*Iizuka Yoshinori1, Kaoru Kawakami2, Mahiro Sasage2, Mai Matsumoto2, Akira Hori3, Takeshi Saito1, Keita Takasugi3, Takumi Hatakeyama4, AKIHISA WATARI2, Nao Esashi5, Miu Otsuka2, Atsushi Miyamoto6, Ryu Uemura5, Sakiko Ishino7, Shuji Fujita8, Teruo Aoki8, Koji Fujita5, Shohei Hattori9, Kazuho Horiuchi4, Motohiro Hirabayashi8, Kenji Kawamura8, Sumito Matoba1
(1.Institite of Low Temperature Science, Hokkaido University, 2.Graduate School of Environmental Science, Hokkaido University, 3.Department of Earth and Environmental Engineering, Kitami Institute of Technology, 4.Graduate School of Science and Technology, Hirosaki University, 5.Graduate School of Environmental Studies, Nagoya University, 6.Hokkaido University, 7.Institute of Nature and Environmental Technology, Kanazawa University, 8.National Institute of Polar Research, 9.International Center for Isotope Effects Research, Nanjing University)
Keywords:ice core, Greenland, Anthropocene
The southeast dome of the Greenland ice sheet has one of the highest accumulation rates in Greenland (about 1.0 m water equivalent per year), depositing about four times as much snow as other Greenland domes and about 30 times as inland domes of Antarctica. The high accumulation rate has a disadvantage for ice core drilling, because it is not suitable for reconstructing the environment in older times. However, the high accumulation rate has an advantage of allowing environmental reconstructions with higher time resolution and is less post depositional effect of deposited aerosols. Therefore, the southeastern dome of the Greenland ice sheet is a suitable region for ice core drilling to precisely reconstruct the recent past, such as the Anthropocene (1850-present).

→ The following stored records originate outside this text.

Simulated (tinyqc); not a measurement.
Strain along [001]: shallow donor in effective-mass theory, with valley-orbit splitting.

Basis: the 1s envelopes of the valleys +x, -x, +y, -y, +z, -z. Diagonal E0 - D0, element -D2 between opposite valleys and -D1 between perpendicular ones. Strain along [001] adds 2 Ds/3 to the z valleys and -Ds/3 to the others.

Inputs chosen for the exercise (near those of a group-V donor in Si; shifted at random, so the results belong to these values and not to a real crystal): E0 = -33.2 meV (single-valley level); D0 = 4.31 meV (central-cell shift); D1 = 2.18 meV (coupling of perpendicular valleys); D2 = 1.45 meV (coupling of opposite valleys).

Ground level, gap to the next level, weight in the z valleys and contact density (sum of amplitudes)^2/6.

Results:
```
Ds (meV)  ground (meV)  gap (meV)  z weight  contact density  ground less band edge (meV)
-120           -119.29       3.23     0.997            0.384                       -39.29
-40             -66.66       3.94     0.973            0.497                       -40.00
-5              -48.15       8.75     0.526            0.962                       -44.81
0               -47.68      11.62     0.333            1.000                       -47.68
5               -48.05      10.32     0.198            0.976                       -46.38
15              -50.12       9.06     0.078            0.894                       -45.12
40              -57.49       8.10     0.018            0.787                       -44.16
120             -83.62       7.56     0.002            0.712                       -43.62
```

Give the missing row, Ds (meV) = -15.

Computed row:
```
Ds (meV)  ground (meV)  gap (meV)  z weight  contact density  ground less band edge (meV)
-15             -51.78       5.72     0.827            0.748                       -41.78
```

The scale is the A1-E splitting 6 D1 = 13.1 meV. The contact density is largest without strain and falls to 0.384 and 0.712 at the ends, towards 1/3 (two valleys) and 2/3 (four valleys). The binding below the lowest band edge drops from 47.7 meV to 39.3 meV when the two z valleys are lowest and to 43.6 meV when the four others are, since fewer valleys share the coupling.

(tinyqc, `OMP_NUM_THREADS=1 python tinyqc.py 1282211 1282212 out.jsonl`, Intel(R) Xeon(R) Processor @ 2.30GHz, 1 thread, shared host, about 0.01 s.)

We drilled an ice core of about 250m in May 2021 under the projects of Grant-in-Aid for Scientific Research (project number 18H05292) and ArCS II (project number JPMXD1420318865). Subsequently, the ice core was imported to Japan at the end of November 2021, and we are engaged in the initial analysis of the ice core. The objectives of the initial analysis are to obtain a timescale and to elucidate physical properties of the ice core. For example, the hydrogen peroxide concentration is clearly defined events such as the Icelandic eruption in September 2014, the surface melting of Greenland in July 2012, and the Greenland coastal dust plume in August 2003. The deepest ice cores are estimated to be at least older than 1850, according to the Herron and Langway model based on the depth-density curve. From these measurements, we have established a monthly timescale for the ice core from 1850 to 2020, and are preparing more specialized analyses on a seasonal scale.